Norwich Aero’s tragic announcement that it was laying off 120 local workers and moving its manufacturing to Tijuana, Mexico, came exactly 20 years after NAFTA went into effect. NAFTA (the North American Free Trade Agreement) allowed free movement of finance and commodities between the U.S., Canada and Mexico but not free movement of workers.
NAFTA crippled our manufacturing unions, and wages have remained stagnant ever since. Unions were largely responsible for our greatly expanded middle-class since World War II. As Cornell researcher Kate Bronfenbrenner’s now-famous study documented, employers use the threat of moving overseas (which NAFTA facilitated) to break unions’ ability to win better wages.
NAFTA was the first trade agreement of its kind. It gave international finance capitalists new legal protections that superseded national laws. This helped accelerate the share of wealth hoarded by the top percent of our population. Mexican workers were so unhappy about NAFTA that some of them (the Zapatistas) declared war against the Mexican state on the day it went into effect.
A new report, “NAFTA at 20” by Public Citizen, documents NAFTA’s tragic effect on workers, the environment, our health, and our trade balances. (Find it here: citizen.org/documents/NAFTA-at-20.pdf.) This 35-page report details how prominent corporations, as well as Republicans and Democrats, had promised that NAFTA would create 200,000 new U.S. jobs annually; but instead one million U.S. workers lost their jobs. Over one million Mexican small farmers were forced off the land and another 1.4 million Mexicans lost jobs.

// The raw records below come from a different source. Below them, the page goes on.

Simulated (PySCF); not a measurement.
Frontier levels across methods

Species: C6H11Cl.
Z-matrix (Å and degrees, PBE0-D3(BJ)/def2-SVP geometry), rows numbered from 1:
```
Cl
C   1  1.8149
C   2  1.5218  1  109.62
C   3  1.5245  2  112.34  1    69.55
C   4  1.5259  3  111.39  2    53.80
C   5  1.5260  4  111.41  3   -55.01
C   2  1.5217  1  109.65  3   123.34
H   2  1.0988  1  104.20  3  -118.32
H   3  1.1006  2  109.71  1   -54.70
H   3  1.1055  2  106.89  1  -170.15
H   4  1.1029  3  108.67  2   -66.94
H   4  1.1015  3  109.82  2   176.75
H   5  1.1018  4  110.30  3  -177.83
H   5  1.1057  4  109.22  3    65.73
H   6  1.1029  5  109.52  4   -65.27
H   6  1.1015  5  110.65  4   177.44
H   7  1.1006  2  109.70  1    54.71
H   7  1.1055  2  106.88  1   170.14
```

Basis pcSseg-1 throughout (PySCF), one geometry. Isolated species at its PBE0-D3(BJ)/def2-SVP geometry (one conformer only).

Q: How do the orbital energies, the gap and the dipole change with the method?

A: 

Republican President George H.W. Bush negotiated the deal, and Democratic President Bill Clinton signed it into law. A total of 166 Republicans and 129 Democrats voted to approve it in Congress.
Now Democratic President Barack Obama, ignoring his campaign promises, is negotiating “NAFTA on steroids,” the Trans-Pacific Partnership, with 11 Asian and Latin American nations.